Global investors have continued to up their spend across markets in mainland Europe while the UK holds its breath ahead of the June referendum on European Union membership

Global investors have continued to up their spend across markets in mainland Europe while the UK holds its breath ahead of the June referendum on European Union membership

A month’s worth of transaction data is only indicative at best, but PropertyEU’s analysis of real estate investment activity in Europe during February lends support to some of the key market trends discussed last week at Mipim in Cannes. One trend that has become visible in recent weeks is an investment slowdown in the UK ahead of a potential Brexit vote in June, counterpoised by higher investment volumes in continental European markets.

Another trend that we already signalled last month based on our January deals data was the rising popularity of alternative real estate assets.

Firstly, the situation in the UK – the largest market in Europe – was encapsulated by Richard Divall, head of cross-border capital markets EMEA at Colliers International, when he spoke to PropertyEU TV at Mipim last week. ‘There is a large pause in the UK markets due to all this uncertainty,’ he noted. ‘A lot of UK institutions are just sitting back and watching, and that of course affects what the internationals do.’

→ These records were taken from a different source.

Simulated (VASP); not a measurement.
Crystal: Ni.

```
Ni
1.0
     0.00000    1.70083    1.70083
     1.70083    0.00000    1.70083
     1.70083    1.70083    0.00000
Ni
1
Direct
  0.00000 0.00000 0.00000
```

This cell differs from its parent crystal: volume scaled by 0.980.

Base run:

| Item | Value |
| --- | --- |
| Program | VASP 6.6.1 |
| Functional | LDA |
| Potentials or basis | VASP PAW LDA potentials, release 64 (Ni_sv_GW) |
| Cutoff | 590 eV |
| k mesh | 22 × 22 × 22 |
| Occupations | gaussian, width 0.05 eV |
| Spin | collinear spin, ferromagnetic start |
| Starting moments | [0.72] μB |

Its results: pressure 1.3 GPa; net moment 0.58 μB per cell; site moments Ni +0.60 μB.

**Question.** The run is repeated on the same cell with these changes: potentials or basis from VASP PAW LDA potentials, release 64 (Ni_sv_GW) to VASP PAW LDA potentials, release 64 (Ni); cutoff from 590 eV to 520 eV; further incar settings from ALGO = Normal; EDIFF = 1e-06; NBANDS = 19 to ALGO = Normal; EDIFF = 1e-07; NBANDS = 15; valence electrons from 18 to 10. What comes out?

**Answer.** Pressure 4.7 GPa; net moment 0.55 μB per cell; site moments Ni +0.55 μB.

Divall also revealed that investors who are willing to go ahead with transactions now are increasingly seeking the protection of opt-out clauses in contracts as a hedge against the British public voting in June to leave the European Union.

Post-referendum bounce back
A number of advisors believe, however, that the situation may reverse quickly once the issue is resolved. 'While some investors are exercising caution before the outcome of the Brexit vote is known, the combination of high allocations to UK real estate, strong sentiment amongst investors, record levels of occupier demand, falling supply and rental growth could all combine to see investors return to the UK market with a bang post referendum,’ said Mark Ridley, CEO Savills UK & Europe.

For the moment, however, real estate markets in continental Europe appear to be benefiting from the ‘Brexit pause’. Looking at the volumes per country in February, some €2.3 bn of large deals (over €20 mln) were announced in Germany during the month, while France and the UK were tied in second place with €2.2 bn, according to PropertyEU Research. Sweden also performed well, attracting some €1 bn of large deals, while down in southern Europe about €900 mln of assets traded in Spain, and the small Portuguese market chalked up an impressive volume of €480 mln.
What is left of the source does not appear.